Those candies are tasty — they melt in your mouth, not in your hands — but Kansas University’s M&Ms may be even better.
Danielle McCray and Sade Morris combined for 58 points as the Jayhawks spilled Arkansas, 75-59, in a WNIT Sweet 16 game Thursday night in Allen Fieldhouse.
“I didn’t realize we had that big a part,” Morris said after the two 5-foot-11 juniors accounted for 77 percent of KU’s scoring.
Morris contributed 23 points — one off her career high — while McCray matched that total in the second half on the way to tying her career-high of 35, established just a couple of weeks ago against Baylor.
McCray missed a short jumper with about three minutes remaining that would have given her 37, then coach Bonnie Henrickson yanked her with 2:31 remaining and the Jayhawks ahead by 22 points.

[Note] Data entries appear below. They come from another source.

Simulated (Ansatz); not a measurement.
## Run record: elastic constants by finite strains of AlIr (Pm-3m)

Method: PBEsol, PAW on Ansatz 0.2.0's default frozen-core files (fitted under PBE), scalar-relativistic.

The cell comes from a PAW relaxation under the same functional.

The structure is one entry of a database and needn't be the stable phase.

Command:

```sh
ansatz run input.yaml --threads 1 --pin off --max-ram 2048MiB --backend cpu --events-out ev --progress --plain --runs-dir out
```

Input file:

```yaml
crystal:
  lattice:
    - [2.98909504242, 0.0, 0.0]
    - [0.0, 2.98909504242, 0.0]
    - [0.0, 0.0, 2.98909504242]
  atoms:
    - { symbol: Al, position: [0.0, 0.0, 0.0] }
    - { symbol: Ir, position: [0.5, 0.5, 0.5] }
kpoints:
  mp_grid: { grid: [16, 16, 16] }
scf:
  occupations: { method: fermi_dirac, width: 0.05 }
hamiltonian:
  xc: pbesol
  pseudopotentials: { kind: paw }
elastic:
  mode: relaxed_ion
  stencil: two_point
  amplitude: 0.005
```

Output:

McCray said she knew she had matched her career-high, but she wasn’t complaining about the late hook.
“I wasn’t going to be greedy,” McCray said. “It’ll come at another time.”
In the Baylor game, McCray scored a point a minute, but she was even more efficient this time. Her 35 points came in just 28 minutes.
Who knows how many she would have scored if she hadn’t sat the last seven minutes of the second half after picking up her second foul?
“I was upset with myself,” McCray said, “because I haven’t been in foul trouble for awhile.”
Breaking it down, the Olathe East product scored 12 points in 13 first-half minutes and 23 in 16 second-half minutes. Oh, and she was foul free after the break.
Arkansas coach Tom Collen was impressed.
“I had some Big 12 coaches tell me they thought she was the best player in the conference right now,” the second-year Razorbacks coach said. “She’s an All-America candidate.”
McCray has been so dynamic over the last five weeks that she might pass the 35-point plateau in the Jayhawks’ next game … whenever it is.
KU will meet the winner of tonight’s New Mexico-Oregon State game in the WNIT Elite Eight at a time and place to be determined. Most likely, however, it will be Monday night and probably in Allen Fieldhouse.
McCray and Morris have been the Jayhawks’ leading scorers all season, but they’ve been outdoing themselves while KU has won seven of its last nine games.
Clearly, they’re in total sync.
“I go as D goes, and she goes as I go,” Morris said. “We’ve always known what we can do. Now it’s gut-check time. We’re in this to win.”
Added point guard Ivana Catic whose eight assists came mostly off feeds to Morris and McCray: “They really complement each other. They rebound, they penetrate, they score.”
Still, no team has ever won a basketball game with just two players and Henrickson gushed about their teammates have accepted their roles.
“I think its unselfishness,” the KU coach said. “With this group everybody has embraced their role.”
For instance, during the last four minutes of the first half, four KU starters — including McCray and Morris — were on the bench with two fouls. Catic was the only starter on the floor.
“We had four starters on the bench,” Henrickson said, “and Arkansas didn’t cut our lead.”
Also noteworthy was the fact Kansas crossed the 20-victory barrier for the first time in nine years.
“That’s great,” Henrickson said. “That’s a bench mark in basketball.”